Convergence Analysis for the Adam Optimizer

Date: 
Friday, 1 August, 2025 - 15:00 - 16:00
Venue: 
LSB 222
Seminar Type: 
Seminar
Speaker Name: 
Prof. Arnulf JENTZEN
Affiliation: 
The Chinese University of Hong Kong, Shenzhen (CUHK-SZ) / University of Münster
Abstract: 

Stochastic gradient descent (SGD) optimization methods are nowadays the method of choice for the training of deep neural networks (DNNs) in artificial intelligence systems. In practically relevant training problems, usually not the plain vanilla standard SGD method is the employed optimization scheme but instead suitably accelerated and adaptive SGD optimization methods such as the famous Adam optimizer are applied. In this work we establishing optimal convergence rates for the Adam optimizer covering the situation of strongly convex stochastic optimization problems (SOPs). The key ingredient of our convergence analysis is a new vector field function which we propose to refer to as the Adam vector field. This Adam vector field accurately describes the macroscopic behaviour of the Adam optimization process but differs from the negative gradient of the objective function (the function we intend to minimize) of the considered stochastic optimization problem. In particular, for a class of simple quadratic SOPs we disprove that Adam converges to critical points of the objective function (zeros of the gradient of the objective function) of the considered optimization problem. We also establish higher order convergence rates and advanced stability properties for Adam. The talk is based on joint works with Steffen Dereich, Thang Do, Robin Graeber, and Adrian Riekert.

References:

[1] S. Dereich & A. Jentzen, Convergence rates for the Adam optimizer, arXiv:2407.21078 (2024), 43 pages.

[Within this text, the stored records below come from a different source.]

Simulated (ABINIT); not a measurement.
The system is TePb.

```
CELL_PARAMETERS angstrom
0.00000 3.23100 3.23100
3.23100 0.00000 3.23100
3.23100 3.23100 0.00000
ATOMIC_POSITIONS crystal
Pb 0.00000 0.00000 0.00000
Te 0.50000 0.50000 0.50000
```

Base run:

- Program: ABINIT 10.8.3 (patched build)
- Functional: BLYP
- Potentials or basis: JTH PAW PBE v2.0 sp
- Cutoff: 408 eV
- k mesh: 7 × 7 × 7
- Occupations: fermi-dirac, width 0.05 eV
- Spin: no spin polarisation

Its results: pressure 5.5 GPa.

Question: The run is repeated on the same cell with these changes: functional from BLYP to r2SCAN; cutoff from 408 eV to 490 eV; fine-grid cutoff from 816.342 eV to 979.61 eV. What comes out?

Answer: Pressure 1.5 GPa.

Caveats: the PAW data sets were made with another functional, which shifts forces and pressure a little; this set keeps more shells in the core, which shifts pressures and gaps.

[2] S. Dereich, R. Graeber, & A. Jentzen, Non-convergence of Adam and other adaptive stochastic gradient descent optimization methods for non-vanishing learning rates, arXiv:2407.08100 (2024), 54 pages.

[3] Dereich, S., Jentzen, A., and Riekert, A., Sharp higher order convergence rates for the Adam optimizer, arXiv:2504.19426 (2025), 27 pages.

[4] T. Do, A. Jentzen, & A. Riekert, Non-convergence to the optimal risk for Adam and stochastic gradient descent optimization in the training of deep neural networks, arXiv:2503.01660 (2025), 42 pages.

[5] A. Jentzen & A. Riekert, Non-convergence to global minimizers for Adam and stochastic gradient descent optimization and constructions of local minimizers in the training of artificial neural networks, arXiv:2402.05155 (2024), 36 pages, to appear in SIAM/ASA J. Uncertain. Quantif.